Carolco Drops Merger Talks With Live : Entertainment: The company cited ‘current market conditions’ for withdrawing from the merger proposal.
Two weeks after announcing a tentative merger accord, Carolco Pictures Inc. said Tuesday that it had suspended talks with Live Entertainment Inc.
In a statement issued after the close of stock trading, Carolco said that “given current market conditions, a merger at this time would not be in the best interest” of its stockholders.
After Carolco’s announcement Tuesday, Live said it was withdrawing its merger proposal.
Carolco, the Los Angeles-based producer of the blockbuster film “Terminator 2: Judgment Day,” already owns 53% of Live, a Van Nuys videocassette distributor.
The announcement capped several days of growing uneasiness about the proposed merger, reflected in sharp drops in the stocks of both companies.
Since the terms of the merger were revealed Nov. 19, Live’s stock has plummeted 41%, closing Tuesday at $5.875, down $1.375. Carolco, which traded around $8 a share when the companies started merger discussions last June, closed Tuesday at $3.25, up 12.5 cents.
Alan Hirschfield, who took over as Live’s chairman last week after the resignation of Wayne Patterson, said he was “disappointed” that the deal wasn’t going through. Both Hirschfield and Carolco Chairman Mario F. Kassar said they would be open to resurrecting merger discussions in the future but offered no assurances that they would do so.
Analysts said the collapse of the pending merger was related to the decline in Carolco’s stock and the terms of the complex and murky stock-swap deal.
For every share of Live stock, investors were to receive at least $14 worth of stock in a new company to be formed by the merger. The $14 would represent 2.5025 shares of the new company.
If the market value of the 2.5025 shares was less than $14, the difference was to be made up with “contingent value rights” that would entitle the investor to either cash, securities, or some combination of both--although neither company publicly announced those details.
Carolco shareholders, meanwhile, were to swap their shares one-for-one for shares in the newly merged company.
The idea behind the merger was to offset Carolco’s volatile movie-making business with a steady source of earnings and cash flow from Live’s videocassette sales. Live, meanwhile, would be assured a supply of films to release on video.
But as Carolco’s shares continued to fall, ever more stock in the new company would have had to be issued to Live shareholders to make up the $14 a share they were guaranteed.

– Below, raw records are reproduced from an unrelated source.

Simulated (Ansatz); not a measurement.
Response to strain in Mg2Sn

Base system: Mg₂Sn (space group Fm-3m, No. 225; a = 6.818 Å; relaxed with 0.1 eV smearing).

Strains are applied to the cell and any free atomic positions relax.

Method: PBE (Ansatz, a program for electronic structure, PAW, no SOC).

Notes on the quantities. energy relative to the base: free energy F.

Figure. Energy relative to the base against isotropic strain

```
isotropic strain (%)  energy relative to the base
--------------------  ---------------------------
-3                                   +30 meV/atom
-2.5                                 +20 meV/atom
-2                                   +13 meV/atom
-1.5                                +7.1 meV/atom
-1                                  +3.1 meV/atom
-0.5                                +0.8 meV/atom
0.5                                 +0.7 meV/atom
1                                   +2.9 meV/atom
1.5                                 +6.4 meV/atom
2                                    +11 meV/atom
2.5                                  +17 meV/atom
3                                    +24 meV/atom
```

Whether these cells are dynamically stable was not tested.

“With the merger falling apart, it’s probably better for Carolco at this point,” said analyst Steven E. Hill at Sutro & Co. in San Francisco.
Analysts attributed the declines in both companies’ stock prices to betting by stock speculators that the deal would crumble, investor concerns about the merger and the deteriorating financial condition of both concerns.
Live reported a $40.5-million loss for the third quarter and Carolco a $43.7-million loss in the same period.